III {¶ 27} The tenant had a drug indictment pending against him at the time of his trial testimony. The state represented to the court that it had not made any deals with the tenant in exchange for his testimony. Nevertheless, Fisher asked the court for permission to inquire into his motives for testifying, particularly whether the tenant believed his testimony might help his pending drug case. The court conducted a voir dire of the tenant to determine whether there might be some basis for concluding that the tenant's desire for favorable treatment in his pending case might affect his credibility. At the conclusion of the voir dire, the court ruled that Fisher could indicate to the jury only that there was a pending charge against the tenant and that he could inquire into what his motivation for testifying might be. Despite this ruling, Fisher's counsel did not cross-examine the tenant on the pending drug charge. Fisher now argues that counsel performed ineffectively by failing to raise this point on cross-examination.
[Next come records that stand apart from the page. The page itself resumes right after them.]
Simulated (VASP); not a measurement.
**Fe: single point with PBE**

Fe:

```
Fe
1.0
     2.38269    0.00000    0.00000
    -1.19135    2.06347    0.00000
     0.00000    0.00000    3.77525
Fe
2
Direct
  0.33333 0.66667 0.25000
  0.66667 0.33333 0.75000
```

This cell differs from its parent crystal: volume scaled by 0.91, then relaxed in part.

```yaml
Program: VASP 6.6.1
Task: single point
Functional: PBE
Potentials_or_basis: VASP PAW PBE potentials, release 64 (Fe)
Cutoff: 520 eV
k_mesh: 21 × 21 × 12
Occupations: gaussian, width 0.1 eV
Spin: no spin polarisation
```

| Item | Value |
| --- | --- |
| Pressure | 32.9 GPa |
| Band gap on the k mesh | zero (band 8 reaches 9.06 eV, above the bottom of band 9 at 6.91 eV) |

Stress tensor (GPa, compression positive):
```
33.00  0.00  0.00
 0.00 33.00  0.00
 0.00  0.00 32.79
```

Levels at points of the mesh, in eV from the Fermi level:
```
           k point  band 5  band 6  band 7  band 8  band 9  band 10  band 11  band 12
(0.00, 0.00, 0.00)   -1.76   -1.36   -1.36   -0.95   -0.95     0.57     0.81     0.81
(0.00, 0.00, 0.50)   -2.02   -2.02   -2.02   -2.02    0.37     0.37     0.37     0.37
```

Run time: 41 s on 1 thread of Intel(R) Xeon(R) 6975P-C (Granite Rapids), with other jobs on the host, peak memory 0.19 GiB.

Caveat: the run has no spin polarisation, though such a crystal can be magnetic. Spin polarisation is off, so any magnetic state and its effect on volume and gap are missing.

{¶ 28} To prevail on a claim of ineffective assistance of counsel, an appellant must show that counsel's performance was deficient and that the deficient performance prejudiced the defense so as to deprive him of a fair trial. Strickland v.Washington (1984), 466 U.S. 668, 687. To warrant reversal, "the defendant must show that there is a reasonable probability that, but for counsel's unprofessional errors, the result of the proceeding would have been different. A reasonable probability is a probability sufficient to undermine confidence in the outcome."State v. Bradley (1989), 42 Ohio St.3d 136, paragraph three of the syllabus, citing Strickland, 466 U.S. at 694.

{¶ 29} We do not find that counsel acted ineffectively by failing to impeach the tenant because there is nothing in the record to show that the impeachment would have been beneficial to the defense. During the voir dire, the tenant specifically stated that he had no conversations with the prosecution about favorable treatment in the pending case in exchange for his testimony against Fisher and admitted that he was annoyed that the state would not agree to favorable treatment. The tenant also stated that he had not discussed the possibility of favorable treatment with his attorney, and that while his attorney was aware that he would be testifying, the tenant's attorney was not present to hear his testimony against Fisher. Nothing in this voir dire suggests that Fisher would have obtained any material benefit from impeaching the tenant on the pending drug charge. To cross-examine the tenant on his motivations for testifying could simply have reinforced the idea that he was testifying without the promise of favorable treatment, a fact that would not aid the defense. Counsel was also likely aware that the tenant's version of the facts did not suggest opportunism, since there was corroborated evidence to show that he acted to extinguish the fire and apprehend Fisher without any apparent thought to favorable treatment in an unrelated criminal matter. In other words, the tenant's involvement in the case arose independently of any concerns about pending cases. That being the case, we find it difficult to conclude that counsel rendered ineffective assistance.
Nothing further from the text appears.